Empirical Analysis of Model Selection for Heterogeneous Causal Effect Estimation
This work addresses a critical bottleneck for researchers and practitioners in causal inference by providing a systematic comparison of model selection methods, but it is incremental as it builds on prior metrics without introducing a fundamentally new paradigm.
The paper tackles the problem of model selection for conditional average treatment effect (CATE) estimation in causal inference, where cross-validation is not directly applicable due to unobserved counterfactuals. It conducts an extensive empirical analysis to benchmark existing and novel surrogate metrics, finding that strategies based on hyperparameter tuning and causal ensembling improve performance, though no specific numerical gains are reported.
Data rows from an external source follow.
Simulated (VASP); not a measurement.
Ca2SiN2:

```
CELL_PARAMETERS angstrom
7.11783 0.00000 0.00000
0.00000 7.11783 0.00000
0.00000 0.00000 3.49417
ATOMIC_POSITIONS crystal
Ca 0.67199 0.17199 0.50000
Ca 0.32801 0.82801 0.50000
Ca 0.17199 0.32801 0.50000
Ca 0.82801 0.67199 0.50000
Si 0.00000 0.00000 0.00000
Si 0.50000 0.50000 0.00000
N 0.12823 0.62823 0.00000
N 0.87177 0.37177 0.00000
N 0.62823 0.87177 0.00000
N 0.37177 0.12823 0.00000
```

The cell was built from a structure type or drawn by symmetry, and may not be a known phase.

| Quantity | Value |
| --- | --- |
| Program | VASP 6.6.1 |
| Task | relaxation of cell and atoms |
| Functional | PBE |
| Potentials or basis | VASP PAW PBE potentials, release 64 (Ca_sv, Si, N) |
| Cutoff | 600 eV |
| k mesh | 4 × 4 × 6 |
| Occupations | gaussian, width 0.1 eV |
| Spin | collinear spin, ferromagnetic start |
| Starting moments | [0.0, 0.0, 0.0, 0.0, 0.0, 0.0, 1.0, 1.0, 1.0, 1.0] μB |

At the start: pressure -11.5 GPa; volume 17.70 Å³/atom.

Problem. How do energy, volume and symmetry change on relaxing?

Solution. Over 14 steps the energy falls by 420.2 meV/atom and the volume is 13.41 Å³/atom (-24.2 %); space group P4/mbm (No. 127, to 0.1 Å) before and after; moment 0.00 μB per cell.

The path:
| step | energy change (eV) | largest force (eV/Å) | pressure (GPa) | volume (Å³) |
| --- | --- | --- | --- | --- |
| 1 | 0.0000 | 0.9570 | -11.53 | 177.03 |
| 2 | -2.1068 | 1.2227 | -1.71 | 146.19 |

We study the problem of model selection in causal inference, specifically for conditional average treatment effect (CATE) estimation. Unlike machine learning, there is no perfect analogue of cross-validation for model selection as we do not observe the counterfactual potential outcomes. Towards this, a variety of surrogate metrics have been proposed for CATE model selection that use only observed data. However, we do not have a good understanding regarding their effectiveness due to limited comparisons in prior studies. We conduct an extensive empirical analysis to benchmark the surrogate model selection metrics introduced in the literature, as well as the novel ones introduced in this work. We ensure a fair comparison by tuning the hyperparameters associated with these metrics via AutoML, and provide more detailed trends by incorporating realistic datasets via generative modeling. Our analysis suggests novel model selection strategies based on careful hyperparameter selection of CATE estimators and causal ensembling.